3

I have a very huge Cassandra table with about 13 million entries. This table serves as a kind of a lookup table. That means there are no writes but only reads. I use Datastax Enterprise 4.8 (including Cassandra 2.1).

So, the content is very static, but from time to time (every few month) there is an update of the content. The problem is, that the old data can become outdated and new data appears. But the old data won't be overwritten (it stays in the table). It is necessary to remove the old data to have a clean database.

I have one requirement ... the database must be available during the update. It is okay to have a short time period (a few minutes) where old and new data exists side by side.
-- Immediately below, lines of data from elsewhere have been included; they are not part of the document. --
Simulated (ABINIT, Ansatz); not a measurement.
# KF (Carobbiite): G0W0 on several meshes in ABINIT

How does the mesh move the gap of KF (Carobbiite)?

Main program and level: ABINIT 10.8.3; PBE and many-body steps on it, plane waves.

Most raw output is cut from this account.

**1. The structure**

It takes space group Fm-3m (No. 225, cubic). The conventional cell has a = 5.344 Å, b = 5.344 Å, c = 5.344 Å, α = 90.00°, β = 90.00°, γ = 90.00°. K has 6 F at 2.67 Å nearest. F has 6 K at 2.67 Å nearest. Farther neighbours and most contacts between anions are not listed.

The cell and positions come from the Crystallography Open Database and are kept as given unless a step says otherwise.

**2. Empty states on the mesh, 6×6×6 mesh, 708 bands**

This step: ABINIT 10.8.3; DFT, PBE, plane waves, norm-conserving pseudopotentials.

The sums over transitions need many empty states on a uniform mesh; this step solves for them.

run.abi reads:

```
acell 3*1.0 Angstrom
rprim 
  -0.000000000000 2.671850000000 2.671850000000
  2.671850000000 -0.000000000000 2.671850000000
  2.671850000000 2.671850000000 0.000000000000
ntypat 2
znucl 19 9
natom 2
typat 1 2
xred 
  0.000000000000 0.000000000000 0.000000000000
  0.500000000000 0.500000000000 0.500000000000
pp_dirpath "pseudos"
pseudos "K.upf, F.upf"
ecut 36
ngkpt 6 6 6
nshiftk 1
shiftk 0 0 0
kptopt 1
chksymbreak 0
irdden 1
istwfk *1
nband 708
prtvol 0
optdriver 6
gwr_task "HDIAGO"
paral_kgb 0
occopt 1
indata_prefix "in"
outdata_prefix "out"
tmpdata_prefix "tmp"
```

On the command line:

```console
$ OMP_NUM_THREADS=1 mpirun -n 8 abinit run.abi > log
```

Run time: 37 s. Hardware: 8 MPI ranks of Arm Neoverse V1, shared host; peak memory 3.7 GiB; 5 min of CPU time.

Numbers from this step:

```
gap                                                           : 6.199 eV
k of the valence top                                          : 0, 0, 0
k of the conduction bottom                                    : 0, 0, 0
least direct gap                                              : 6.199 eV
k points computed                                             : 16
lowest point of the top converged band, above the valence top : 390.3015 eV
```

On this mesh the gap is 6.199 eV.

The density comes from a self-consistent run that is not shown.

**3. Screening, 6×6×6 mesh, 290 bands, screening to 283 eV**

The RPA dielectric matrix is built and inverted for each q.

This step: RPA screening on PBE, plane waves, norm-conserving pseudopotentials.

I already thought about the following solutions:

  • Write the new table directly as a SSTable and exchange it with the old one
  • Do the update as batch with an truncate of the old data at the beginning
  • Create a new table (with new name) and change the used table in the program (while running)
  • Add a version column, add new data with new version and delete old data (with old version) afterwards

Which of these solution is the best one? Or even better, is there a solution that solves my problem much more elegant?

Josef Bauer
  • 199
  • 1
  • 1
  • 13
  • Do you mean the data must be available? Because truncating and then inserting will work without your database going down. – Dennis Hunziker Feb 16 '16 at 10:28
  • Sorry, forgot to mention. Yes, the data must be available (either the old or the new one). The problem is, if I truncate the table, it takes about 30 minutes till the new data is inserted. This is more or less a downtime of 30 minutes. – Josef Bauer Feb 16 '16 at 10:39
  • Would it be acceptable to create a new table using a version number in the name and write the new data to that table and then switch your applications/users to using that table? – mikea Feb 16 '16 at 12:22
  • Is the update a brand new version of the table? – phact Feb 16 '16 at 13:20
  • @mikea this is more or less my third solution. I have also a clustered application (in addition to the clustered Cassandra). So, I have also to implement a mechanism to inform all my applications that the table changed. That is what I don't like at this idea. – Josef Bauer Feb 16 '16 at 13:45
  • @phact yes, the new update is a new version of the table. All information I need is inside this update. – Josef Bauer Feb 16 '16 at 13:46
  • I would go for the version column. Add that as the last clustering key and create a secondary index for it. – Ralf Feb 17 '16 at 12:14
  • @Ralf this is also my preferred solution. As far as I have some findings I will update my question. – Josef Bauer Feb 17 '16 at 18:25

1 Answers1

1

Okay, after a lot of testing, here are my findings. All the mentioned measurements are based on 13 million datasets.

Write own SSTable

I have written a small Java tool that creates SSTables. Here you can find a good example how to do this with the CQLSSTableWriter. After the creation of the SSTable I have used the sstableloader command line tool (comes with Cassandra) to import it into Cassandra.

Conclusion

  • the creation of the SSTable goes pretty quick (~ 10 minutes)
  • the import of the SSTable is very slow (~ 6 hours)
  • you have to take care to you use the exact same java library version (cassandra-all.jar) then your Cassandra version, otherwise it can happen that the created SSTable is incompatible with Cassandra

Import with CQL and version column

I have written a small Java tool that executes CQL commands to insert the datasets into Cassandra. Additionally, I added a version column, so after the import, I can remove the old data. The downside is, that my only partition key is the version itself, so I can remove old datasets easily. To workaround this, I indexed the table with Solr and use Solr queries to search in that table. The fact, that the data is not distributed between single nodes is okay for us, the search still works like a charm. At least the data is replicated between several nodes.

Conclusion

  • the duration of the import is ok (~ 1.5 hours)
  • the load of the Cassandra nodes goes up heavily, I still have to investigate how this influences the experience of the "normal users" (but a quick check shows that this is still fine)

Result

I will use the second solution because it is faster and you don't have to take care of the correct library versions. In all my tools I use threading, so here I also have a big adjusting screw to find the best balance between concurrency and threading overhead. At the end I use a low number of threads in my tool (~8) but the executeAsync method of the Datastax Java driver.

Josef Bauer
  • 199
  • 1
  • 1
  • 13